Sometimes a chart is nearly all you need to understand the story. This is one of those times.
Military vs. Non-Military Durable Goods
click on chart for sharper image
Durable Goods Shipments Down 20%
With that stunning graphic out of the way, please consider some interesting factoids from Why a Recovery May Still Feel Like a Recession.
- Durable goods shipments fell by more than 20 percent during this recession, and would have declined further were it not for increased production of weapons.
- In no previous downturn since 1958, when the figures began being recorded, had the decline been as much as 14 percent.
- The drop is all the more remarkable because such shipments rose at a relatively restrained rate in the preceding period of economic growth, particularly when military sales were excluded.
- In June, seasonally adjusted shipments for civilian purposes were 19 percent below the average monthly figure for 2000. Shipments of military items were running 123 percent above the 2000 average.
- Those figures are in nominal dollars, not adjusted for inflation. That fact may exaggerate the trend, since prices of some durable goods, like computers, have fallen over the years.

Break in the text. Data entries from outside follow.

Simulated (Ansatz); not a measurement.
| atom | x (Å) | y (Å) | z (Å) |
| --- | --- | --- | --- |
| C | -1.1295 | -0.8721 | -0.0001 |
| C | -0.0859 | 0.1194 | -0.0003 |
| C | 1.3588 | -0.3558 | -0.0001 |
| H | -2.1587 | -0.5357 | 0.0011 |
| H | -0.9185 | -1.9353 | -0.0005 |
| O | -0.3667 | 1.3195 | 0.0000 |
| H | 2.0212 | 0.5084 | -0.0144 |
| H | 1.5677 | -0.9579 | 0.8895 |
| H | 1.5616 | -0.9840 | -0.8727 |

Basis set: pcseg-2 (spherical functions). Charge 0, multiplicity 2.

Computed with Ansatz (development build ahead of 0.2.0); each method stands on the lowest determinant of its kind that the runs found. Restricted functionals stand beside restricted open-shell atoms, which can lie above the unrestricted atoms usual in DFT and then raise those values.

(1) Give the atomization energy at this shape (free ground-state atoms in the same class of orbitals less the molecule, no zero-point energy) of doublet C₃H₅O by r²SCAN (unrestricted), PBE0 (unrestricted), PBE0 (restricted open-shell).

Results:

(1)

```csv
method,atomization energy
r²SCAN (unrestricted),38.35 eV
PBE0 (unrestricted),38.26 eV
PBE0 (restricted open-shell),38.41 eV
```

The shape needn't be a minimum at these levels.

Given the amount of durable goods that go into homes (washers, dryers, microwaves, stoves, refrigerators, etc), and given the enormous boom in housing from 2003-2007 that chart is a stunning description of the state of our economy.
However, the chart is misleading in once sense. Military spending accounts for only 8% of durable goods orders. Then again, military spending was only 3% in 2000 according to the article.
Perhaps the bottom is in, but please don’t expect the “recovery” to take us back to 2007 levels of spending any time soon. Housing, commercial real estate, and autos will remain weak for years to come.